Saturday, February 21, 2009

Silva Lining

I recently happened into some photos from college that included my senior year roommates Chuck (center) and Patrick (right). Together with our friend Albaugh, we were the self-proclaimed "Newton Posse", a name taken from the ungentrified street on which we shared a house off campus. Before I proceed, please note that the above photo was taken in 1997 -- eighteen months before the Supreme Court declared white guys in collared shirts making ironic gang signs a violation of habeas caucasius obnoxious.

It was cool seeing the old pals. Especially Chuck Silva, who I hadn't seen or spoken with in several years. Even before rooming together, he and I were close friends. Freshman year our dorm rooms were across the hall and, the following year, Chuck was one of the few upperclassmen stuck in the freshman dorm where I was an R.A. So we hung out quite a lot. He was one of the few friends that got my sense of humor enough to be a great audience for my dumb jokes and reciprocate by cracking me up on a regular basis.

Living with The Chuck senior year wasn't always easy. He stayed up late, slept later and was an even bigger slob than Patrick and me. Especially in the kitchen. For the most part, though, we had a great time in that house together. One of our biggest shared interests was watching and talking about films. Like many guys in college around the time Kevin Smith and Quentin Tarantino were breaking out, we talked about movies constantly: what we liked, didn't like and how we'd make our own films if given the chance. Chuck's tastes were always a little more, let's say, "non-mainstream" than Patrick or me, but we loved his enthusiasm.

For as close as we were during school, Chuck was one of those friends that I didn't keep in frequent contact with after graduation. But also one that I felt like I could reconnect with any time and pick up where we left off. Or so I thought. To be completely honest, a major factor in our college pals' inability to keep track of Chuck was his regular abuse of alcohol and, we suspected, more. Without rationalizing or going into details, I'll say that Chuck came by his destructive habits honestly. He was trying in vain to escape some heavyweight personal issues that hung over him since our freshman year.

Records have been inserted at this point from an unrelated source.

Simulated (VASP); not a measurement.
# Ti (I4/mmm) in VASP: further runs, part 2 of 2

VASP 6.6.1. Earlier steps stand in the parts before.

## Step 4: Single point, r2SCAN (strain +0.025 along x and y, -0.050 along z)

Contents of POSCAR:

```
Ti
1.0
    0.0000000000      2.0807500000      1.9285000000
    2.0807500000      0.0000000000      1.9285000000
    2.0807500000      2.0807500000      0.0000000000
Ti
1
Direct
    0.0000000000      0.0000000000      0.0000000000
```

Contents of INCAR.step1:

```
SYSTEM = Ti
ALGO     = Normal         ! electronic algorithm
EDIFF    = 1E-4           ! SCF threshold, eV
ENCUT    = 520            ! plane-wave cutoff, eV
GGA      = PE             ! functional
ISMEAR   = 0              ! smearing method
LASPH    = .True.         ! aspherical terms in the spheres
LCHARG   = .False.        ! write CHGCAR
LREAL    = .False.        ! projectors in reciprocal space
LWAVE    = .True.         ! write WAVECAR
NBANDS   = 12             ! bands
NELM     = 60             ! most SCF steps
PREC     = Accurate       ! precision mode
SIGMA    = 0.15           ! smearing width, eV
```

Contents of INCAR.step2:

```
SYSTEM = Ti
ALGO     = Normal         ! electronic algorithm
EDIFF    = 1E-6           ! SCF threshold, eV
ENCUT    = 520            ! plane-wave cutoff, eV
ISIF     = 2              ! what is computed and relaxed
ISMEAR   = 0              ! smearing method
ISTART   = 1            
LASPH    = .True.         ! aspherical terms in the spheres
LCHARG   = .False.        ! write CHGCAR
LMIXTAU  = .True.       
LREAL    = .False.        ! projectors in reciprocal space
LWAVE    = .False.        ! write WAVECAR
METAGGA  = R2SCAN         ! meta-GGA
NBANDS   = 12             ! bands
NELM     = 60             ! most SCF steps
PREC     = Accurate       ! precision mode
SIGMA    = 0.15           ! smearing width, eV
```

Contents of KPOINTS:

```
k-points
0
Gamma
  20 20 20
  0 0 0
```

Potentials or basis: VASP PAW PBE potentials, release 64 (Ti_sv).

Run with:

The last I'd heard from Chuck was an email in late 2006 which he sent while taking film courses at a small college in Savannah. The exchange was brief, but to my knowledge Chuck got himself straight and was the one out of our senior year triumvirate actually pursuing the ambition to make movies. So when I was inspired by the above photo to plug Chuck's name into Google early Friday morning, I was equal parts pleased and unsurprised to see him attached as script supervisor on an independent film called "Johnny Appleweed" (the title says it all, no?).

Going to the film's site, however, my stomach dropped when next to Chuck's credit it said "In Memoriam". I blinked hard, furrowed my brow and looked closer at the laptop screen, but the words did not change. Chuck ... died? He's dead?

Died died? Dead dead? Chuck?

I didn't waste too much in denial hoping the deceased was someone else with the same name. Here was a movie about one of Chuck's favorite subjects that was shot in his home town. It had to be him. I asked some other friends if they heard anything remotely connected with this horrible news, but none had. The crushing realization that Chuck was probably gone seemed as bad as the regrettable consensus that such a close pal fell off our collective radar a long time ago.

Through the convenient immediacy of email and the candid generosity of friends who worked on the film with Chuck, it was only a few hours before I got the dreaded confirmation. Chuck's substance abuse was far worse than any of us knew or cared to recognize. Some time in early 2007, it became too much for his body to handle and his organs failed quickly. Chuck's family honored his request not to have a service or, apparently, to alert old friends. It saddens me most that those were his wishes and I know it'll haunt me for a while.

Despite being out of touch, I was told that Chuck spoke of his college pals frequently and fondly. It wasn't much of a comfort, but I certainly appreciated hearing it. More importantly, I was assured he knew the end was near and made peace with his demons before his time came. I shared all this information in an email to old friends of Chuck who I thought might want to take a moment and remember him well in the days to come.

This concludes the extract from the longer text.